It would be an exaggeration to call it a fracas, or a row, but there was a moment of tension when the older woman challenged the younger man by the Borough Park rockery. He was busy with a trowel on what later turned out to be a herb bed, and must have looked to her like unwarranted interference. There was a things-are-about-to-kick-off vibe that made those of us nearby prick up our ears, stop and look – certainly enough tension to make the breaking of it a notable and pleasing moment in itself, a sigh of relief and of pleasure all round.

You probably know about Incredible Edible. I learnt about it from a Pam Warhurst talk at TEDxExeter. Pam co-founded Incredible Edible Todmorden, a local food partnership that encourages community engagement through local growing. They started small, with the planting of a few community herb gardens in Todmorden, and today have spin-offs around the world. The group in Totnes started over ten years ago, planting nut and fruit trees all over town.

The woman in the park was being brave and civic-minded. The trowel-wielder was startled and, for a second, defensive. It could have gone the wrong way. But it didn’t: this is Totnes after all.

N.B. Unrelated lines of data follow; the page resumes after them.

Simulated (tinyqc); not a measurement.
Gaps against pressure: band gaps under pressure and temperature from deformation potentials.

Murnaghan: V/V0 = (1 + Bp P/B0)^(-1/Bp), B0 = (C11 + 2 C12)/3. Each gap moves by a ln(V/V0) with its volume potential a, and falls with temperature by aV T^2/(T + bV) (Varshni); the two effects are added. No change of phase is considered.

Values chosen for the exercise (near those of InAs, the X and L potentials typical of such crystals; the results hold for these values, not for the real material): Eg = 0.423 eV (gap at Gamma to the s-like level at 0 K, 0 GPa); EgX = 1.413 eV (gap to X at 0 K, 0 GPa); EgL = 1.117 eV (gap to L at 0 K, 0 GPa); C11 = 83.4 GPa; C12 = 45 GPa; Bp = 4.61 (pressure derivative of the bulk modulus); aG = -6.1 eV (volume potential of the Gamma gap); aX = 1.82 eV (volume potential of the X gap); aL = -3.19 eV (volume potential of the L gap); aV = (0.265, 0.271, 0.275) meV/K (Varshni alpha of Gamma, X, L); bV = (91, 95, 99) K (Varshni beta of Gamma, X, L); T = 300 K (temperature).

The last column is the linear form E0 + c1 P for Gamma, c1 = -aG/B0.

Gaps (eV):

People told Pam Warhurst and her Incredible Edible co-founders that people wouldn’t respect the growing veg. Kids would vandalise them. No one would look after them. This is not what’s happened. Those who notice them at all tend to look after them, pick a few weeds, take pleasure in their being there. Pride, even. I went to Brixton once to interview growers for a film about Transition towns. They spoke of the veg-growing tradition brought by Windrush Jamaicans, kept alive by subsequent generations, and of how teenagers on the estate would protect their plots, let it be known they were under their protection.

In the slow-burning we’ll-get-there-one-day musical that I’m writing with my friend Tommy, there’s a scene where a group of disaffected teens hear about guerrilla gardening and the Incredible Edible movement. In our show they defy the older characters’ expectations by being ahead of the curve. Excluded from school, they hang out down at the allotment where they proudly and defiantly grow ‘Veg on the Edge’. The following extract from their song is somewhere in the vicinity of a rap or maybe hip hop.

VEG ON THE EDGE

I’m growing Veg on the Edge out beyond the borders
I’m the thin end of the wedge, I don’t follow orders

I make my own luck, build my own edifice
From butternut, broccoli, leeks and lettuces
Butternut, broccoli, chickpea, celery
Chicory, check it out, broad bean, Brussel sprout

I got sorrel in my song, I got beans in my ballad
Everyone can sing along, it’s not rocket salad

Couch potato? Not me, I make my own chutney

My pumpkin’s really something. My radishes are radical
I’ve got feelings for my soft fruit. My parsnips are prodigal

My fennel is phenomenal, my spinach is unstoppable
My massive mammoth marrow’s mathematically improbable

Critical critics who diss and disparage us
Button their lips when they taste my asparagus
They judge my clothes, they judge my accent
Till they see me digging rows with my Spear & Jackson

They see I’m a provider, a doer, a digger
Then they realise I’m a … motherfigure

The green stuff I grow there, I can make a meal with it
Got my spade, my fork, my hoe there – yeah, deal with it

Living in a world with a vegetable prejudice
Living on the edge of a vegetable precipice
Growing’s the one thing I can believe in
You make your own bed then you sow the seeds in.